1. organic milk- This one really has me scratching my head when I considered how long I went without even trying it. The combination of the cost, the relative difficulty buying it (hard to believe since even the Asian grocery store sells organic milk, but even 3-4 years ago, it was fairly rare) and the attitude of “hey, I drank milk from cows that were full of antibiotics and growth hormones and I turned out ok.” Organic milk tastes so creamy and sweet that I would never return to that bland, thin white liquid they pass off as regular milk, no matter how expensive (although I pay only a little bit more for organic milk now – see #5).
2. Bare Escentual makeup- Ok, I admit it – I deliberately avoided this one for a long time. It just seemed very cult-like to me – the infomercials, the fanatical Bare Escentual wearers who were tripping over themselves to get me to try it, the fact that it was a powder and it was supposed to be made of minerals? Sounded like Amway or Melaleuca to me. Meh. I’ll stick to my Lancome, thanks.

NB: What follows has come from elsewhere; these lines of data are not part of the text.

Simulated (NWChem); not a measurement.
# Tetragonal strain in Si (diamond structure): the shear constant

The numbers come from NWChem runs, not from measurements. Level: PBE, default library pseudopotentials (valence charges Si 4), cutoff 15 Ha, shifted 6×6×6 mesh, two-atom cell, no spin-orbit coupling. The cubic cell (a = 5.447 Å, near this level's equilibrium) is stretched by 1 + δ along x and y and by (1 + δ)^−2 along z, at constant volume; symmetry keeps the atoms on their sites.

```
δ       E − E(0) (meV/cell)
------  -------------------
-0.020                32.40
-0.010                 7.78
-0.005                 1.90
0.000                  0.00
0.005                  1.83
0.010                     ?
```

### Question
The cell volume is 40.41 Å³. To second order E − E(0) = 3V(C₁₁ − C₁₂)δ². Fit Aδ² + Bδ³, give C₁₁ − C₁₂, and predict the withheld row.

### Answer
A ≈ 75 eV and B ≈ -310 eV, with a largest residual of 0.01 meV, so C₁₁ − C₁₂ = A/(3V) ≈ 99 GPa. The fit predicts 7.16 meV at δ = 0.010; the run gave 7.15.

Then a few months ago, I had an hour to kill at the mall and decided I needed a new lipgloss. I walked into Sephora a Saul and walked out a Paul, clutching my new Bare Escentuals starter kit, having seen the light thanks to a great makeover demonstration. The one bit of advice I’ll impart to those over 30 and want to try Bare Escentuals – moisturizer is your friend!
Try the Rare Minerals Night Revival Treatment – your skin really will be brighter!
3. Ebay- On the internet, it seems like everyone shops and sells on Ebay and inclusion of this topic seems oddly superfluous. But in my sphere of friends and acquaintances, the vast majority have never even been on Ebay. I was one of those people, only creating an account a couple of years ago to buy ostrich plumes for my children’s Halloween costumes. But then I quickly discovered that you really can find almost anything on Ebay. So to my friend wondering what to do about her scuffed hot pink heels – try searching for pink shoe polish on Ebay. Personalized party invitations for Piper’s 5th birthday bash? Ebay. Magazine subscriptions for dirt cheap? Ebay. A grilled cheese sandwichwith an image of the Virgin Mary on it? Ebay.
4. Uggs- It just seemed so silly to me – Jessica Simpson or Linsday Lohan, sporting her Uggs while wearing shorts. Umm, aren’t Uggs lined in toasty-warm sheepskin, perfect for sub-zero temperatures? Chalk those boots to the don’ts of 2003. Several years pass and now our 13 year old baby-sitter is wearing them, which is exactly why I wouldn’t buy them for myself. But this past Christmas, Santa brings me a pair of my very own and then I discover what everyone else has figured out: Uggs are lined in toasty-warm sheepskin, perfect for sub-zero temperatures. Say goodbye to cold feet forever! Disclaimer: these will be put away once then temperature rises above 50 degrees. If only everyone else could be so sensible.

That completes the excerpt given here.